East Lansing has been declared a “sanctuary city” after the city council voted 3-1 in favor of adopting the status during the Tuesday, Jan. 10, meeting. The vote followed a unanimous recommendation from East Lansing’s Human Rights Commission.
Mayor Ron Bacon, Mayor Pro Tem Jessy Gregg and Councilmember Dana Watson voted in favor, with Bacon warning someone is going to have to deal with the potential humanitarian implications if this results in a sudden flood of people in need coming to East Lansing.
Councilmember George Brookover voted against, saying the move offered no protections that didn’t already exist and suggesting it was likely to make East Lansing a political target unnecessarily.
Since 2017, East Lansing has been designated a “safe haven” city, which carries many of the same implications as being a sanctuary city. But supporters of the “sanctuary city” declaration pushed the council to adopt the sanctuary city status because, they said, there is a broader understanding of what protections it carries for people lacking legal immigration status.
“We understand that while the term ‘Sanctuary City’ is not a legally binding term, we believe that such a designation will offer a framework for East Lansing to exercise restraint when federal agents seek assistance claiming jurisdictional authority,” Human Rights Commission Chair Liz Miller told Council during the public comment portion of the meeting.
The resolution passed states East Lansing employees, including law enforcement, will not collaborate with federal agents to enforce federal immigration law, unless other criminal activity is involved. It also states East Lansing officials will not take direct action against individuals based on immigration status.
Bacon said making East Lansing a sanctuary city is a topic he has “moved on” before voting ‘yes.’
“I do want to send out the clarifying-call that we are that shining city on the hill,” Bacon said at Council. “That’s just who we are and that’s who we’re going to be moving forward.”
Still, Bacon expressed concerns about passing the measure. With so many young people pushing to make East Lansing a sanctuary city, he said he hopes they’re up for the challenges that come with helping people fleeing difficult situations.
“I’m not for symbolism, but I am for calls to action,” he said. “I consider this a call to action.”
Bacon expressed concerns about a possible lack of resources available if a large number of people in need suddenly come to East Lansing.

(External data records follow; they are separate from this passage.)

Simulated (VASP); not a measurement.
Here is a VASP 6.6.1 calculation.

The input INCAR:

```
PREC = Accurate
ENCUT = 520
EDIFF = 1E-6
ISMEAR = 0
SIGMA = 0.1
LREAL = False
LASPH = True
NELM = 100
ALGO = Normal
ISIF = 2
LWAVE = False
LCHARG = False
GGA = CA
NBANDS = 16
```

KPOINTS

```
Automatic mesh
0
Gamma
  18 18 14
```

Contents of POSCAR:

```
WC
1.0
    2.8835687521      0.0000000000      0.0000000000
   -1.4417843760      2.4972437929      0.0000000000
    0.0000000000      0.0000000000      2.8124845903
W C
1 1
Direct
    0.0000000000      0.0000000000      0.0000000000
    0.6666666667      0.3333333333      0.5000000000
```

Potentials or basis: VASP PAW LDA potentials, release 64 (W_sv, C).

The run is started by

Still, Bacon said it is important East Lansing and other Michigan cities be prepared to be sanctuaries. He said climate change and other factors will cause mass movement of people, not just people from other countries but also other states, and Michigan’s natural resources will draw people in.
“It’s a wonderful thing you’re throwing out here, but it’s actually a call to work,” he said, speaking to the Michigan State University students who had pressed for the measure. “People-movement is going to be the crisis of your time.”
Watson, who works in public health, said she was voting “yes” because being in a sanctuary city could help some immigrants’ mental health.
“[A problem is] chronic stress for individuals when they are living with looking over their shoulders, wondering if this or that is going to happen,” she said. “Being able to be an example of a city where, possibly, people can take that off their shoulders feels right.”
Community members voiced support for East Lansing becoming a sanctuary city.
Speaking before the vote during the public comment period, some citizens looked to highlight the prevalence of immigrants in East Lansing and the surrounding communities.
“There are many people that have struggled to get here under many circumstances,” Ingham County Commissioner Robert Peña said. “Some for religious [reasons], some for fleeing war, some for being persecuted for sexual orientation, and they are in the neighborhood.”
Miller said the resolution may help some immigrants become more comfortable contacting authorities for help.
“If an immigrant is fearful of the police, they are unlikely to call and report a crime or domestic dispute or abuse, or even a vehicle accident,” she said. “We will be less safe as a result, unless they are sure they are not to be fearful of any repercussions for doing the right thing.”
MSU student groups have advocated for East Lansing to be a sanctuary city for years and played a pivotal role in the resolution being passed. ASMSU Community Liaison Jack Behan was one of the students who spoke in favor of passing the resolution.
“This will introduce a clear and cut definition of what the city’s status is and how it will contribute to welcoming individuals from all backgrounds into the city,” Behan told Council.
Brookover voiced concerns about East Lansing naming itself a sanctuary city while also voicing his support for immigrants.
Voting against the measure, Brookover expressed his desire that all international visitors and residents feel welcome in East Lansing. But he said he believes the city is already welcoming and has already been taking the measures compelled by the resolution.
“I look at the actual operative provisions of this [sanctuary city] resolution compared to the 2017 [safe haven] resolution, as far as I can tell, in terms of the directives to our law enforcement agencies, they’re exactly the same,” Brookover, an attorney, said. “We haven’t cooperated with immigration authorities since 2017 and I suspect we didn’t cooperate with them before that.”
Brookover referred to his affiliation with the Democratic party while saying that sometimes it is smarter politically to do nothing. He noted that rhetoric surrounding sanctuary cities has become heated.
Brookover also shared Bacon’s concern there will not be enough resources if many people in need come to the city.
“The reality is, if we were faced with an influx of individuals who might fit this category, I think we would then morally have a responsibility to take care of them,” he said. “We don’t have the resources to take care of them and I would feel pretty bad about that.”
Following the vote, Bacon looked to the audience and delivered a clear message.
“Get to work, there’s work to do,” he said.